In plain terms = central bankers would rather stay too tight for too long than risk falling behind inflation again.
Will the Fed move at all this year?
The federal funds rate ceiling stands at 3.75%. Bloomberg forecasts no change by end-2026, with a modest cut to 3.5% only by end-2027.
This means → the earlier projection of "one full percentage point of cuts by mid-2027" has shrunk to just 25 basis points — the war shock compressed rate-cut room dramatically.
New Fed Chair Kevin Warsh used his June debut press conference to stress an anti-inflation commitment. Roughly half of Fed policymakers expect at least one hike this year.
Warsh is also scaling back forward guidance. In plain terms = the Fed plans to say less and watch more — markets will get fewer policy signals.
ECB: one hike done — is another coming?
The ECB completed its first rate hike since 2023 in June, bringing the deposit rate to 2.25%. Swap markets price an ~80% probability of another 25 bp hike by year-end.

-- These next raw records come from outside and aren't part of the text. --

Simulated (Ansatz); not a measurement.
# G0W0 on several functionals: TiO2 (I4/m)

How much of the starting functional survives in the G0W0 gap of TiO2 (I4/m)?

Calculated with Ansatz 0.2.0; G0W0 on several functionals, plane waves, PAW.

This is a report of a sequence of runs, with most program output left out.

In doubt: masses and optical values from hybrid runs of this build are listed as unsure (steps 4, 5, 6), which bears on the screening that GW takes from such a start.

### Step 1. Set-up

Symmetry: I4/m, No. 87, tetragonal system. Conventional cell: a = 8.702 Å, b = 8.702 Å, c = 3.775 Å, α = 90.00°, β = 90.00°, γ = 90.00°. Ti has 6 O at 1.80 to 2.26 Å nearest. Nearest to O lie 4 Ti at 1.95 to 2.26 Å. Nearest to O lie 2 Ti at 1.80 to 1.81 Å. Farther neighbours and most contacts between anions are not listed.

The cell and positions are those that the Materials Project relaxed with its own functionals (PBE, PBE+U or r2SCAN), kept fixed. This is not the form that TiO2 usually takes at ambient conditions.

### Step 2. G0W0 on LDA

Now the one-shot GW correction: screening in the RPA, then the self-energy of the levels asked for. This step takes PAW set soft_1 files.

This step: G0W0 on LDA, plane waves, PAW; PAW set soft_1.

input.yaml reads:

Internal division is growing: one camp argues oil has retreated, removing the need to act; the other warns that the initial energy-cost surge is still transmitting — potentially driving lagged wage and services inflation higher.
Bloomberg economist David Powell's read: Lagarde's tone still supports a September 25 bp hike, but that is likely the endpoint of this brief tightening cycle.
Bank of Japan: the yen at 1986 lows — what now?
The BOJ's target rate ceiling is 1%. Bloomberg forecasts 1.25% by year-end; money markets price a ~90% probability of a hike.
The yen has weakened to its lowest level against the dollar since 1986, raising import costs and feeding back into inflation. This means → the BOJ faces a loop: no hike → weaker yen → higher inflation.
But PM Sanae Takaichi leans toward fiscal stimulus, creating tension with the BOJ's normalization path. Bloomberg economist Taro Kimura expects the oil-price retreat to reduce urgency — a December hike to 1.25% is the base case.
UK and Canada: who is most likely to dodge a hike?
The Bank of England holds rates at 3.75%. Bloomberg forecasts no change by year-end. Falling oil and gas prices have eased hike pressure; the inflation peak is expected to land below the BOE's most optimistic spring scenario — the UK may avoid a rate increase entirely.
The Bank of Canada sits at 2.25%, with the economy squeezed by U.S. tariffs and slowing immigration. Two consecutive quarters of contraction have met one condition for a technical recession.
Bloomberg expects the BOC to hike to 2.5% near year-end, once the USMCA outlook clarifies.
How long can the global economy handle high rates?
Bloomberg's overarching judgment: the global economy is proving it can absorb higher borrowing costs, showing more resilience than expected.
But this war followed a sweeping global reciprocal-tariff campaign. This means → the economy is bearing trade barriers + energy shock + high rates simultaneously — whether that resilience holds is the central test of monetary policy paths for years to come.
In plain terms = the global economy is still standing, but with Trump-style serial shocks stacking up, the real suspense is which link breaks first.
Content is for reference only, not financial advice.